I fear many things. I wish I was more daring and able to take more risks. I used to be able to especially as a child. Fear was something I lacked. I spoke my mind and challenged bad things, I defended myself and took emotional risks. I let myself fail believing that there was a lesson to learn from it.
Fear grew quite quickly. By my teenage years I was becoming more afraid. I had been criticized by my mother and sister for being selfish and self-centered as a young child. The world revolved around me apparently. I was a confident child being punished for living life. Soon, the fear came.
During the divorce and the pressures of choice, I feared everything. Outwardly, my family saw a show. I appeared to be calm and in control but mentally I was failing. I knew I was about to make the wrong decision but in fear of becoming targeted and bullied for even thinking it, I went with my father. It was, in my mind, the easiest thing to do. I had backed myself into a corner that could not be further from my mother and sister; we were practically strangers. I had to go with him and I was scared to do it. I did not know that he would be the man they said he was but I had my doubts. I had the fear. There was the possibility.
My fears magnified when living with my father. they became embedded in me. Not only was I clearly petrified of him, I became a shadow of the girl I once was. To me, I was no longer myself. I was a nobody.

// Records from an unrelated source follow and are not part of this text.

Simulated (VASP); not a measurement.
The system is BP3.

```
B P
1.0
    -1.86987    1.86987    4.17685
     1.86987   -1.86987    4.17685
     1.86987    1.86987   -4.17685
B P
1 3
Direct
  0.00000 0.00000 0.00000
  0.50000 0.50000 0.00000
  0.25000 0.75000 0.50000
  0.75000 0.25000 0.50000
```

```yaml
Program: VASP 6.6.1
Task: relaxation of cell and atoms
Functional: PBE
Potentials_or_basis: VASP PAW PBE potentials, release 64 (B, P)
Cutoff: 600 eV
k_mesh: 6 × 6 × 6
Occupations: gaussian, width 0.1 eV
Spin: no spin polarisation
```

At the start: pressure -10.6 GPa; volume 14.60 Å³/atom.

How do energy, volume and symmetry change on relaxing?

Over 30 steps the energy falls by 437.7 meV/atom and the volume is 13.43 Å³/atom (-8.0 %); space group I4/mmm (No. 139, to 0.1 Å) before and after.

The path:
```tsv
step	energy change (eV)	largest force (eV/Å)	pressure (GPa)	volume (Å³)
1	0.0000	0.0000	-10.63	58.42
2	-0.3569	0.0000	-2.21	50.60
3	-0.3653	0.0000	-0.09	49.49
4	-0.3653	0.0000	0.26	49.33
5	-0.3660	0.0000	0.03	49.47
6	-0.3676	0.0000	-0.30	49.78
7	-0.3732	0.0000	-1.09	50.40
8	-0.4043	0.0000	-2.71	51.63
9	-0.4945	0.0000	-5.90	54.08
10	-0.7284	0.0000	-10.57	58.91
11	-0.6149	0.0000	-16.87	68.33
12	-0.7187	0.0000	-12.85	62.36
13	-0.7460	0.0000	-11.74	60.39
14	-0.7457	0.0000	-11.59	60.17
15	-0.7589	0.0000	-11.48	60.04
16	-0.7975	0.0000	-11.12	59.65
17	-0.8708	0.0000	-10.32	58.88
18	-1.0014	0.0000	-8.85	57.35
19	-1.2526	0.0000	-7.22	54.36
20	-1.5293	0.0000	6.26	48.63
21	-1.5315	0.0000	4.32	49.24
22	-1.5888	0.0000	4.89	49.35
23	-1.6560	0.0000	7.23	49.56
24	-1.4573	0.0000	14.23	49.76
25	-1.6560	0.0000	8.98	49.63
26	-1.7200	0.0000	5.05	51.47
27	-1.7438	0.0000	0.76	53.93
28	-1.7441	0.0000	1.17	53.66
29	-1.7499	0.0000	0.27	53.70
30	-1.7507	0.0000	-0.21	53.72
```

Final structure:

I fear this still as an adult. I am married and I don’t feel it with my husband luckily. I do feel it in most walks of life especially with friends. I try to avoid it when I can, rarely asking anything of anyone. I thought I could depend on my father, he always told me I could but each time I confided in him or asked for anything, my request was rejected and berated. I have been rejected recently by some people, people I still see. One in particular I took as being a close friend but she has recently, within the last year, decided I am not worth her time. I do not know what happened as there was no explanation yet she continues to smile and play nice. I allow her to do it. I refuse to “chase” her and mend what was clearly already a broken friendship.
I often wait to be critiqued and devalued by people. I expect criticism. I fear it immensely. It is my biggest insecurity yet something I cannot confront.
I fear fights and aggression, I try to stay out of it but sometimes it cannot be avoided. I cannot stand someone raising their voice at me, it frightens me. I hate it. It only brings back every time my father did it. How he used his volume to belittle and demean me.
Unbelievably, not my own. I often think about dying. I don’t think I am going to live very long. David hates it when I talk like that but to me it’s a matter of fact. I fear my mother dying. It is, at the moment, my greatest fear. I think about it a lot. She is 70 now and I have begun predicting how long I will have her for. When I speak to her I worry it’ll be the last time. I cry nearly every time after the phone has been put down. It took us so long to get a normal, loving relationship, I feel as though all those years fighting a pointless battle were wasted. Time has disappeared and I may not have her for long. I am angry at my sister for what she has done to her. My mother is a shell of the woman she once was. I know in many ways she resents her life. I hate that she feels like that. I fear the day when I won’t be able to hug my mother. Her touch immediately soothes me, her voice calms me, her little idiosyncrasies make me laugh. I don’t want them to be memories yet.
Fear stifles our thinking and actions. It creates indecisiveness that results in stagnation. I have known talented people who procrastinate indefinitely rather than risk failure. Lost opportunities cause erosion of confidence, and the downward spiral begins.